I'm afraid I have yet another question for the experienced teachers. For those of you who have answered previous questions, please skip the first paragraph.
My nine-year-old has been learning the cello for a bit over three years and the trombone since September. At the French music school she goes to she has an hour a week compulsory solfege lesson which covers what we would call theory and aural. There are five of them in the class at the moment, three pianists, a guitarist and my daughter.
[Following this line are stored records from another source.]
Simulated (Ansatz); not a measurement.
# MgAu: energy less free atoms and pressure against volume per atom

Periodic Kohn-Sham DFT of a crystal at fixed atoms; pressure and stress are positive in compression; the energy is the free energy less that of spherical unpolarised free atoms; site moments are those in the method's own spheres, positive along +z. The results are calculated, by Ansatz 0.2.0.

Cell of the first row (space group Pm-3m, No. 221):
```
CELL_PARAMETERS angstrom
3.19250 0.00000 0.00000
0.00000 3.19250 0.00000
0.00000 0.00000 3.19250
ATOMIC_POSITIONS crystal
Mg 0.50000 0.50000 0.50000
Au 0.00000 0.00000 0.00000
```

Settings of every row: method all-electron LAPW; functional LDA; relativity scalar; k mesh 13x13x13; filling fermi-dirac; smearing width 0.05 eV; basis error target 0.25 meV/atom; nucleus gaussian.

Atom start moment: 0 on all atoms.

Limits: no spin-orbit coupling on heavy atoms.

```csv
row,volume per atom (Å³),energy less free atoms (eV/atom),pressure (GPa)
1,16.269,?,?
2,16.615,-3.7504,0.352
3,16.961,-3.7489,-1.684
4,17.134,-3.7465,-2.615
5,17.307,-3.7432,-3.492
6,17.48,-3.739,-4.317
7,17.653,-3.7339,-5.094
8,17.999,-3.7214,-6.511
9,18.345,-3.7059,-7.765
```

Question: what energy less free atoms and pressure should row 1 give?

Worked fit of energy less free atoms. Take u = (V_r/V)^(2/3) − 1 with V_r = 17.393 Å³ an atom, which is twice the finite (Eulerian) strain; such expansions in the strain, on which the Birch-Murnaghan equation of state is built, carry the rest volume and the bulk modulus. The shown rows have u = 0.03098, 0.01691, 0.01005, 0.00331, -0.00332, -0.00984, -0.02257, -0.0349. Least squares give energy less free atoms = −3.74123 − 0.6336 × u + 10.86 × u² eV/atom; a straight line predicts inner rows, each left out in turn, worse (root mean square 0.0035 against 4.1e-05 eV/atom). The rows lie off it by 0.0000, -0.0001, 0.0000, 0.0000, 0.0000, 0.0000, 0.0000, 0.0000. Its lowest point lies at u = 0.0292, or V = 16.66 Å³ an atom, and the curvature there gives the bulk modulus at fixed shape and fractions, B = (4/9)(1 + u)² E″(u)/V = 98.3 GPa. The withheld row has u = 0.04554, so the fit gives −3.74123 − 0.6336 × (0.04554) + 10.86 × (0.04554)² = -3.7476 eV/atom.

Daughter came out of her lesson yesterday saying that during the holidays she has to learn to identify in written music major and minor seconds and major and minor thirds and she didn't understand how it worked. They don't use a theory book and all she had written down were four examples in the treble clef (which she reads very laboriously): E/F labelled minor second, F/G major second, E/G minor third, F/A major third. After talking to her for a bit it turned out that her first problem was that she doesn't actually understand what a semi-tone is. The teacher said (or at least my daughter understood) that a semi-tone was two notes side by side and a tone was when you missed a note out. The problem for my daughter as a cellist is that she doesn't actually know how to play a chromatic scale yet as she has not yet learnt extensions, so for example the four lowest notes for her are C, D, E, F. As far as she is concerned C and D are adjacent notes and so (following teacher's definition) should be a semi-tone. I showed her on the piano what the teacher meant by missing notes out but am at a loss as to what to do next as I have always thought about intervals in relation to the keyboard.
Do I just get her to memorise that there is a semi-tone between E/F and B/C and then everything else is a tone unless the second note has got a flat or a sharp in front of it?
And how do you work out major/minor thirds before you have learnt all the key signatures? I can't remember trying to work out intervals without knowing scales and counting the number of semi-tones seems rather laborious.